# Short Prompt Dolly Data Creation
This notebook explores the token count distribution in the Dolly summarization dataset and creates a filtered CSV with short prompts.

In [4]:
# Explore token count distribution and averages using CSV column
import csv

csv_path = 'training_data/dolly-summarization-data-rouge.csv'
under_180 = 0
under_80 = 0
total = 0
sum_all = 0
sum_under_180 = 0
sum_under_80 = 0

with open(csv_path, 'r', encoding='utf-8') as infile:
    reader = csv.DictReader(infile)
    for row in reader:
        token_count = int(row['original_token_count'])
        total += 1
        sum_all += token_count
        if token_count < 180:
            under_180 += 1
            sum_under_180 += token_count
        if token_count < 80:
            under_80 += 1
            sum_under_80 += token_count

avg_all = sum_all / total if total else 0
avg_under_180 = sum_under_180 / under_180 if under_180 else 0
avg_under_80 = sum_under_80 / under_80 if under_80 else 0

print(f'Total examples: {total}')
print(f'Examples with original_token_count < 180: {under_180}')
print(f'Examples with original_token_count < 80: {under_80}')
print(f'Average token count (all): {avg_all:.2f}')
print(f'Average token count (<180): {avg_under_180:.2f}')
print(f'Average token count (<80): {avg_under_80:.2f}')

Total examples: 14779
Examples with original_token_count < 180: 14755
Examples with original_token_count < 80: 14685
Average token count (all): 16.03
Average token count (<180): 15.10
Average token count (<80): 14.68


In [3]:
# Filter and save prompts with <=128 tokens
import csv

input_path = 'training_data/dolly-summarization-data-rouge.csv'
output_path = 'training_data/short-prompt-dolly-data.csv'

with open(input_path, 'r', encoding='utf-8') as infile, open(output_path, 'w', encoding='utf-8', newline='') as outfile:
    reader = csv.DictReader(infile)
    writer = csv.writer(outfile)
    writer.writerow(['original', 'original_token_count'])
    for row in reader:
        token_count = int(row['original_token_count'])
        if token_count <= 128:
            writer.writerow([row['original'], row['original_token_count']])

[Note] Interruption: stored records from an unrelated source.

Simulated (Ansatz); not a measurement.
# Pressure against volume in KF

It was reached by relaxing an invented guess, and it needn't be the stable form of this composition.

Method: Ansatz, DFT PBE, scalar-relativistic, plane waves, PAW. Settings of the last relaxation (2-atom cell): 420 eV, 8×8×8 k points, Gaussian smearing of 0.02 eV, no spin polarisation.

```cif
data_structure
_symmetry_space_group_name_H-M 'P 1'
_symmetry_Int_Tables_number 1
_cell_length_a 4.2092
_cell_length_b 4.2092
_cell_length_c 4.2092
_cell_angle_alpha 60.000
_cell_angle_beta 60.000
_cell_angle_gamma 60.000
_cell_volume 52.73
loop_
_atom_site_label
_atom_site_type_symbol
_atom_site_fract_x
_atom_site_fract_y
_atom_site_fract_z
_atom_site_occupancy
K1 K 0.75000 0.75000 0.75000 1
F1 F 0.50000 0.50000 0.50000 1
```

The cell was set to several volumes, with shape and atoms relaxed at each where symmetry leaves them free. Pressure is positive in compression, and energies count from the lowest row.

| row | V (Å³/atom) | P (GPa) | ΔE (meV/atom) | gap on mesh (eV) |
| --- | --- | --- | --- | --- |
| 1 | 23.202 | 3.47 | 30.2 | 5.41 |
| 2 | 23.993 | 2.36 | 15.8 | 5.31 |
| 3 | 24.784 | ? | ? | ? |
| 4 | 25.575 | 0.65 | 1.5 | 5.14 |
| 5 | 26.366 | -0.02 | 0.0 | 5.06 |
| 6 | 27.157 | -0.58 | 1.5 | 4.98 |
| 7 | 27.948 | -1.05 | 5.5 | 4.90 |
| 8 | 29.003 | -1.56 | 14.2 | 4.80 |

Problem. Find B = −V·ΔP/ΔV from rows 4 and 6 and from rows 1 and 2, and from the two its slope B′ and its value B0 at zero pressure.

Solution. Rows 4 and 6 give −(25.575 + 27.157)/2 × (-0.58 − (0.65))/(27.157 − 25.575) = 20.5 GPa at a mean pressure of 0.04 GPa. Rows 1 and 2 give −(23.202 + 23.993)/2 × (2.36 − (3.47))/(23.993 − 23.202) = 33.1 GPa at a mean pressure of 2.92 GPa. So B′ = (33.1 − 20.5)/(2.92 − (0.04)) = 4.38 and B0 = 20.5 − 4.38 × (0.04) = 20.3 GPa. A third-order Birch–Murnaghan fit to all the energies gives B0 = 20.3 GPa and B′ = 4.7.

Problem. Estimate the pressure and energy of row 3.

print(f'Filtered prompts saved to {output_path}')

Filtered prompts saved to training_data/short-prompt-dolly-data.csv


In [5]:
# Analyze token count distribution in short-prompt-dolly-data.csv


import csv
from collections import Counter

input_path = 'training_data/short-prompt-dolly-data.csv'
token_counts = []
with open(input_path, 'r', encoding='utf-8') as infile:
    reader = csv.DictReader(infile)
    for row in reader:
        token_counts.append(int(row['original_token_count']))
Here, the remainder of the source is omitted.